Off-price retailer TJX Cos. Inc. reported a higher quarterly profit that met Wall Street expectations as cash-strapped consumers flocked to its stores.
The company, which runs the T.J. Maxx and Marshalls chains, also said Tuesday that profit for the current second quarter could top the analysts' view, helping to send the retailer's shares up 3.8 per cent in premarket trade.
Profit rose to $209.2-million (U.S.), or 49 cents per share, in the first quarter ended on May 2 from $193.8-million, or 43 cents per share, a year earlier.
Analysts on average were expecting 49 cents per share after TJX raised its quarterly earnings forecast earlier this month to a range of 47 cents to 49 cents.
Sales rose 1 per cent to $4.35-billion, even after a 6 percentage-point hit from the stronger U.S. dollar, which reduced the value of sales from overseas markets like Canada, Britain, Ireland and Germany.

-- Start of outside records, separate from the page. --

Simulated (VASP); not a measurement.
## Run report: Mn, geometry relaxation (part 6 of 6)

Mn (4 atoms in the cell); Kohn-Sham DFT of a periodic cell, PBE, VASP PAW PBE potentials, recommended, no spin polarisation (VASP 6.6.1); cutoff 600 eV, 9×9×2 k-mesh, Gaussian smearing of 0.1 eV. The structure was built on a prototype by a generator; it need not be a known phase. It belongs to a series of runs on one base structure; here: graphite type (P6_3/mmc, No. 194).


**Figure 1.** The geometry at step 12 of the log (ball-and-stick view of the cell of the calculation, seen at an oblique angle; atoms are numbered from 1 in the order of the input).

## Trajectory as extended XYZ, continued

Sales at stores open at least a year, or same-store sales, rose 2 per cent.
TJX, which buys excess apparel, accessories and home goods in bulk and sells them at deep discounts, said it expected to earn 43 cents to 49 cents per share in the second quarter. Analysts on average were expecting 43 cents, according to Reuters Estimates.
TJX shares rose $1.06 to $29 in trading before the market opened.